30-day guitar challenge, day 7: Expand your chordal knowledge with these frozen-note chords

The 30-day guitar challenge culminates on World Guitar Day 2018, a massive 24-hour online celebration of the guitar on 29 September.

30-day guitar challenge: You may well be familiar with the concept of a pedal note - one that remains static, often in the bass, while other notes and chords move as normal. Let’s turn this concept on its head.

We’ll keep the bass line from our original chord progression, but repeat the first chord over all bass notes. As with regular pedal notes, the interesting bit is finding what unexpected note combinations arise.

The difficulty here is that we’re applying the pedal-point concept to several notes at once. Be prepared for some pretty horrific experiments, as not all chord progressions will work. 

Generally speaking, it seems to help if your chords are all diatonic (all derived from the same scale or mode) or, failing that, if the chords change pretty quickly. At least that way, the dissonances are fleeting, and the bass part starts to sound like a riff! 

For our starting point above, we’re using a reasonably normal-sounding progression in E major. Get the sound in your head, and we’ll continue…


This one stays the same, because it’s the one we’ll repeat. We’ve used the top four notes, leaving the E and A strings free for the bass, but three would also work. In a band or home studio, you could divide the two tasks between bass and guitar.


This one works really well, as the C#m and E major chords share two of their three notes. The resulting chord here could also be interpreted as C#m7.

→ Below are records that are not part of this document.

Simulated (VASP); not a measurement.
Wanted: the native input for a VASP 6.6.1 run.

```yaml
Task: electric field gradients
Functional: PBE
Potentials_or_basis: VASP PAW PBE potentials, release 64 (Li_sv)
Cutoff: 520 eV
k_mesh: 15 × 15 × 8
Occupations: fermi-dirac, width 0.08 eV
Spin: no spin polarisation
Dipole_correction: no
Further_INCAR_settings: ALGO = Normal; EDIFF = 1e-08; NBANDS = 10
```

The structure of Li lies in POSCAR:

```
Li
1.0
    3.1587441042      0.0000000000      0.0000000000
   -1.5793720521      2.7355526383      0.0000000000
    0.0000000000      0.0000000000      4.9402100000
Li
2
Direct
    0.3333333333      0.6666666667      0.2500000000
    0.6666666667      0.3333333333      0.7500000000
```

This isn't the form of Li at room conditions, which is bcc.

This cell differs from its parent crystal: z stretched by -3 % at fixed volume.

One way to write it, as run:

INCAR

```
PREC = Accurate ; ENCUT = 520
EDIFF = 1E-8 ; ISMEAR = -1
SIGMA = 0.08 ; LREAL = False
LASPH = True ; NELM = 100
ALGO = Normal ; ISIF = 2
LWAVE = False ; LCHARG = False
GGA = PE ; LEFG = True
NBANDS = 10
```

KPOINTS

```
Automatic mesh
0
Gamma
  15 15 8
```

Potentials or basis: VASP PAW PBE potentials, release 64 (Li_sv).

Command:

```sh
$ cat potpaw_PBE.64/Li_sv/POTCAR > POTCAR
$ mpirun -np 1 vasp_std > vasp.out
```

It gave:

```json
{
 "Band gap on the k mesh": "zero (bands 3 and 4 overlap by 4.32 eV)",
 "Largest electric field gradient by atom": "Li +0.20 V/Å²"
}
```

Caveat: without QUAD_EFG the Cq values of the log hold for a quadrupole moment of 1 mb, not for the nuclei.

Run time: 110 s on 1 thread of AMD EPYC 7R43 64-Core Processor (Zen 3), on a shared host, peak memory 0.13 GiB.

With no 3rd (C#), this chord has a nice open sound. Another potential name for it would be Amaj7sus2. Remember to experiment with different ways of playing both the chord (eg, arpeggios, strums) and the bass notes (eg, long, short), and also try putting the chords in different orders.


Another chord without a 3rd - the A note in the original F#m. Another interpretation of this one would have been F#9sus4, and some people also call it F#11, although that’s not strictly correct. Now over to you… experiment with your own ideas!